Language, History, and Politics

When is a language really a language, and not just a set of dialects?  That is a difficult question to answer, and the Spanish language is a perfect case in point.  Though most people in non-Spanish speaking cultures are unaware of it, this Romance language has historically been plagued by infighting and antagonisms which arose on the Iberian Peninsula itself and have subsequently spilled over into the former colonies of Spain (where the presence of other, indigenous languages added even greater dynamic to the linguistic imbroglio).

Consider the mere juxtaposition of the terms “Spanish” and “Castilian:” for some they are synonyms, whereas for others they are markedly different.

From a historical perspective, the rise of Castile as the dominant (both politically and socially) part of Spain following “unification” at the end of the 15th century had a huge effect on the “Spanish” language: the Castilian dialect was held up as the national standard, bringing other dialects such as Andalucian, for example, into scorn and ridicule–at least within the peninsula.  Attempts to Castilianize the speech of Peninsulars and colonists alike met with mixed results, homogenizing the language to a significant–though not conclusive–degree.

In the Americas, regions which were under more effective and immediate control from Spanish authorities were more thoroughly instilled with the Castilian dialect being held up as “proper” back on the Peninsula, whereas regions where the colonial yoke was only loosely fastened maintained traits from other, non-Castilian dialects.  Complicating matters further in the Americas, the presence of indigenous languages and their use by large swaths of the population diluted the “purity” of the Spanish language being endowed by the Castilian overlords.

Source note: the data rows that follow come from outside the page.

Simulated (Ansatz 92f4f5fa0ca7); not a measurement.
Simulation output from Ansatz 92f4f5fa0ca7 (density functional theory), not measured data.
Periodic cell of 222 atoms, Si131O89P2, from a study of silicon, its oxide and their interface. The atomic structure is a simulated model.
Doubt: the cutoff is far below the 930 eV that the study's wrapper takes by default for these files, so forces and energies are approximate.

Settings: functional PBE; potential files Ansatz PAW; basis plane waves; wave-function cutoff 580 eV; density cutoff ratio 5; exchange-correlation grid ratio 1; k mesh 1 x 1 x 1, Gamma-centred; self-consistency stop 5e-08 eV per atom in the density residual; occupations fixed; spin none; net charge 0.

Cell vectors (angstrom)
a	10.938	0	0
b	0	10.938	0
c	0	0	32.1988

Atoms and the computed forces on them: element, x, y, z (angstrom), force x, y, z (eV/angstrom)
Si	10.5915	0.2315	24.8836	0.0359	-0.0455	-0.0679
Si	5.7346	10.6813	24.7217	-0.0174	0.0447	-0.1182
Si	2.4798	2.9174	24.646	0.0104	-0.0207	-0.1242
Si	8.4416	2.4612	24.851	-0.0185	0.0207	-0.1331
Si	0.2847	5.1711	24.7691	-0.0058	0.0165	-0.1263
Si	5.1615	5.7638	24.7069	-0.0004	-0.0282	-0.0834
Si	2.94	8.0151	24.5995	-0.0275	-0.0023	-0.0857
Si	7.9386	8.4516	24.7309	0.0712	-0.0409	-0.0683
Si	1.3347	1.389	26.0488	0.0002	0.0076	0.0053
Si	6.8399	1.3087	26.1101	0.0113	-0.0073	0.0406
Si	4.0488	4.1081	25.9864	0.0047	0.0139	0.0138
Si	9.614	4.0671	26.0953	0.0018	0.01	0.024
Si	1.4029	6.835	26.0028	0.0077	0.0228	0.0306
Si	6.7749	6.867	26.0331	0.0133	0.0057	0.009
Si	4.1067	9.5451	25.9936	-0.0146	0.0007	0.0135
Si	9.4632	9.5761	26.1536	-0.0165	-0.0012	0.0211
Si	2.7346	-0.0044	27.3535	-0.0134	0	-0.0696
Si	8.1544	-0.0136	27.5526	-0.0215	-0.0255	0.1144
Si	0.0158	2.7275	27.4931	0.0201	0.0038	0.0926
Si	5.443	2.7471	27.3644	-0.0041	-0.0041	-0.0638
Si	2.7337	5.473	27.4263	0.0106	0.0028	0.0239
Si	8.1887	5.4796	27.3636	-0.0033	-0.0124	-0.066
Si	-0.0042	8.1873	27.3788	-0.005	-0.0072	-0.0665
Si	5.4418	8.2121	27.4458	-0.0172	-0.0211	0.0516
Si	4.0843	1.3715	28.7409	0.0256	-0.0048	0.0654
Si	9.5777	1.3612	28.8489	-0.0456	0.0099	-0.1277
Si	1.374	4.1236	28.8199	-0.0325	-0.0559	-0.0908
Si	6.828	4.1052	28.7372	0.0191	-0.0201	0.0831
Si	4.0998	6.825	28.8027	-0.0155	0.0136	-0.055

To this day, both within Spain and outside it, reference to Castilian as a synonym for Spanish can evoke heated reactions.  Nation builders in the Americas struggled to choose one over the other during the 19th century, quarreling over which allowed them a greater berth from the perceived negativity of cultural association with the former colonial masters–the same constitution may substitute the one for the other depending on which year it was edited, for example.

To end with the words of famed Mexican writer Octavio Paz:

“I consider myself a citizen of the Spanish language rather than Mexico; that’s why it bothers me to hear speak of the Castilian language, because Castilian belongs to the Castilians and I am not one of them; I am a Mexican and as such I speak Spanish and not Castilian.”